It opens on an otherworldly scene of jumpers waiting for their chosen airship, choking on the fumes of the open air. The raid begins. It’s active and impactful.

The narration is maybe a little overwritten. We wait a good while for something to finally happen. We’re ready to jump, but the jump is put off and put off in favor of commentary from our MC that is more style than establishing substance.

It’s absorbing stuff, but as it goes on the story begins to drag. The leap finally comes. The action is full of grounding, active details, but maybe just a little too full.

All the particulars slow the pace and begin to feel repetitive: the danger of the environment, the fear of a deadly fall, the need to succeed.

In place of these physical details that keep us locked on our MCs immediate experience, I found myself wanting more grounding in the context of what is happening and who is doing it and why.

Our vagabond gang are all young, most much younger than 20. I don’t know why they’re all so young, but it’s interesting. I would have liked to understand more about them and why they’re driven to this deadly peril.

These things are just barely hinted at. I feel I understand more about the establishment magic users with their white flashes of deadly magic, perhaps because they seem straightforward enough.

Character details are hard to come by. There are almost no names to speak of, and the other vagabonds are reduced to a “girl” or a “boy” whether or not we hear about their expressions.

Our MC has been with this group a while, we learn, but not everyone survives long, and that’s reason to dissociate from any newcomers, but still, something to add more context to these people would have been nice for me.

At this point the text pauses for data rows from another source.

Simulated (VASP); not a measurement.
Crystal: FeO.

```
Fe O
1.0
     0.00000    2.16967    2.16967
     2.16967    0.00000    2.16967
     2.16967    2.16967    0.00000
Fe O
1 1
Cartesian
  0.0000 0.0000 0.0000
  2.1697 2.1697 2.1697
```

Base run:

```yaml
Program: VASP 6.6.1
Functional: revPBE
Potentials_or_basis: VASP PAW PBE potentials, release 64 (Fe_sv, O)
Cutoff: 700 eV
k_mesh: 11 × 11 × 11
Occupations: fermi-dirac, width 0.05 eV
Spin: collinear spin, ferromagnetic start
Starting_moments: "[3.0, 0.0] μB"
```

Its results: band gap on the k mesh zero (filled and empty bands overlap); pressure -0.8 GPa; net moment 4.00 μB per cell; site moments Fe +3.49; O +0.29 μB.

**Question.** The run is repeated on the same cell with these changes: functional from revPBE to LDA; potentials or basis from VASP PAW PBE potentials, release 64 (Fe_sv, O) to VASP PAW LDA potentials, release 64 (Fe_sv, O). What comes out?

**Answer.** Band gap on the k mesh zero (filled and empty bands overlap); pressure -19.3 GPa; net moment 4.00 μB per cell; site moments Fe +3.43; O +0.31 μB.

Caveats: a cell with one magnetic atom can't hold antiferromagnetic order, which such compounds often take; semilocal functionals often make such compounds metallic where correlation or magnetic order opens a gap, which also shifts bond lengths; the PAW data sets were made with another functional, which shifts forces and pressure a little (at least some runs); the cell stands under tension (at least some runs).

While a more concise, active start with more pointed establishing details would have made this an out and out triumph for me, it’s still an engaging beginning with a compelling, flawed MC who has been through a great deal in her short life.

I want to know more about her and this world, and I’m curious about how she’s gotten out of the terrible situation she ended ch1 in (if she did get out), not to mention my anticipation of the queer romance turn (always welcome).

Despite the fact that I think this does too much in some places and not quuiite as much as I might like in others, the prose is competent and engaging, the voice is terrific, and the dystopian steampunk setting comes alive. It’s done enough for me to read on. I’m in.

https://www.goodreads.com/book/show/75436316-landbringer

173) Nia Quinn, Sigils & Sushi

A low-wage clerk who checks in used cars can kinda use magic in a world of magical creatures.

This voice-driven opening has a very conversational tone and some interesting magical details. The idea that our MC frequently finds little magical doodads left behind in the rental cars is fun.

Although such magical items are referenced, we don’t quite get a sense of how they’re useful to her – if she can sell them or if sometimes they come in handy somehow.

It’s still an intriguing idea, nonetheless—a magical world where we focus on a lowly, plucky MC rather than someone powerful.

However strong the voice of this 1st person narration may be, the narrative of the opening lacks a developing story. Our MC and her vibe, daily life, and limited magical abilities are what this opening centers on.

Things happen to her, but they are ordinary things (for her). Cars get returned to the rental location. She processes them. She waves at coworkers. Some kind of imp thing bothers her a little bit.

The narrative spends some paragraphs in expositional diversions about her being able to control tattoos somehow. This does not because particularly relevant as she goes back to her ordinary job.

The events of the opening are commonplace. It does not appear that there is really anything happening.

There is something to be said for establishing an MCs normalcy before disrupting it, but I feel this has been too slow to develop.

It begins with a great sense of promise—wonderous items left in rental cars—but then seems to forget about the idea. It introduces some kind of bitey imp, but doesn’t expand on it, really.

Our MC can do stuff with tattoos, but tho were introduced to the fact, nothing yet comes of it.

The voice is fun, but with how many openings I have to get through, this hasn’t begun succinctly enough nor established any problem or developing conflict to keep my interest. I pass.

174) Ella Walker Henderson, Of Wind And Lightning

A messenger, belonging to some kind of special race or clan that can run really fast, aspires to freedom from her pledged servitude to the king.

While feeling more active than my previous read, this opening didn’t grab me. It is largely expositional, though by movement, but leaves me less oriented in the story than I’d like.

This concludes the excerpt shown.